But it’s true. These days, the Ethiopian native acts as Goodwill Ambassador for the World Health Organization and heads an eponymous foundation to benefit her home country, all while tending to a nascent acting career and a fledgling children’s line, LemLem.
The collection, whose name means “flourish,” or “bloom,” in Amharic, is no vanity project. Kebede started the line in order to provide employment for traditional Ethiopian weavers. “They don’t have a market anymore. I wanted to give them a way to showcase their art and get money from it,” explains the 31-year-old, who decided to design for kids because she is an avid shopper for her own young son and daughter. The results — cotton bloomers, shirts, onesies and dresses — have proved irresistible to mums, so much so that shirts and scarves are now being made in adult sizes.
Though production is very small-scale (indeed, a cardboard box of clothes arrives direct from Addis Ababa to LemLem’s Chelsea studio as Kebede explains the line), six pieces are exclusive to J. Crew in a first-time collaboration, and others will be sold online and at retailers in Paris and London. The extra business gels with Kebede’s plan to encourage industry rather than simply dole out handouts.
“I thought this [collaboration] was the right fit because it brings the Western market to them,” she says.
Of course, the male weavers are not accustomed to working at the intense pace of the New York City fashion industry. “They think we are nutcases,” she laughs. “They don’t understand why we want [something] done two millimeters differently. We’re like, ‘No, trust us.'”
Liya is incredibly invested in having this project work and having it be viable,” says J. Crew’s creative director Jenna Lyons.
Kebede put an equal amount of diligence into her turn on the big screen in the upcoming “Desert Flower,” a biopic of Somalian model-turned-activist Waris Dirie — so much so that cast and crew took to calling her Waris during the shoot. Kebede, who made her film debut in 2005’s “Lord of War” and appeared in “The Good Shepherd,” won the role out of 500 hopefuls based on her audition tape. “Only afterwards did we learn that she is a top model,” says the movie’s German director, Peter Hermann. To test her mettle, he threw her in with professional actors from Munich’s Bavarian Staatstheater for a second audition. “We didn’t make it easy for her,” he says.
As for modeling, Kebede still enjoys it. “I take pleasure in the process,” she explains. But, she says, discrimination persists in the industry despite all the recent attention to race, including Italian Vogue’s famous “Black Issue,” in which she appeared. “I’ve had clients saying, ‘We can’t use her because she’s black,’ ” she says. “You say, ‘OK, fine,’ and you move on. I’ve been lucky about it, but even today it will happen and I won’t be shocked.”
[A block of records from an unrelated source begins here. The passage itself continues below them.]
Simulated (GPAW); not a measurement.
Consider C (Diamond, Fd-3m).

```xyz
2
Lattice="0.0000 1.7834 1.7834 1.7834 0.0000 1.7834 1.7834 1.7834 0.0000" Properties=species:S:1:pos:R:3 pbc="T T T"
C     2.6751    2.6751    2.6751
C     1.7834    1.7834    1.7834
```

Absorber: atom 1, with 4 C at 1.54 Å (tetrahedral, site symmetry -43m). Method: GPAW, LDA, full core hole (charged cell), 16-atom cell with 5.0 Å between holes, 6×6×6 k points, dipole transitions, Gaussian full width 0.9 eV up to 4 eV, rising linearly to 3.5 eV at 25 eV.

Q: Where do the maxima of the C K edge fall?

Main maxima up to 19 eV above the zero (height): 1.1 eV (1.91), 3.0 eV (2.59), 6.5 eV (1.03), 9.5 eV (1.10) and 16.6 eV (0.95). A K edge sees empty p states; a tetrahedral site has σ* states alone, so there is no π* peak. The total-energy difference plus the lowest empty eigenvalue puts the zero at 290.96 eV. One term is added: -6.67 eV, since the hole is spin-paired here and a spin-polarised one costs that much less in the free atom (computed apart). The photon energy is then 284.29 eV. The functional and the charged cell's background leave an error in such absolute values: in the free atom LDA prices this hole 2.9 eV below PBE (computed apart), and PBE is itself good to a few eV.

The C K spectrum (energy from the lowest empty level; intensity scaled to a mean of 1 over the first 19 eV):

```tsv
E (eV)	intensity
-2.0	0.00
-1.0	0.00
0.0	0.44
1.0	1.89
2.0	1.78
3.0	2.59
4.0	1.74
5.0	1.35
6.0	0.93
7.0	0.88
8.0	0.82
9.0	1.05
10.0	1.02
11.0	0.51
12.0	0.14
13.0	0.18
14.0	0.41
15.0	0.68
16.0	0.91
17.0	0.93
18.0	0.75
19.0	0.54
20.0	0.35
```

“The fact that there has been all this talk about it has helped. And I really think that Michelle and Barack Obama have helped,” continues Kebede, who met the President at a campaign fund-raiser. “I’m a bit more optimistic this time around.” And should her daughter want to model, Kebede says she would be supportive. “I wouldn’t want her to start early. But if she is around 18 or 19, I wouldn’t mind. It’s a tough industry, but I’ve done it and it’s been quite OK with me.”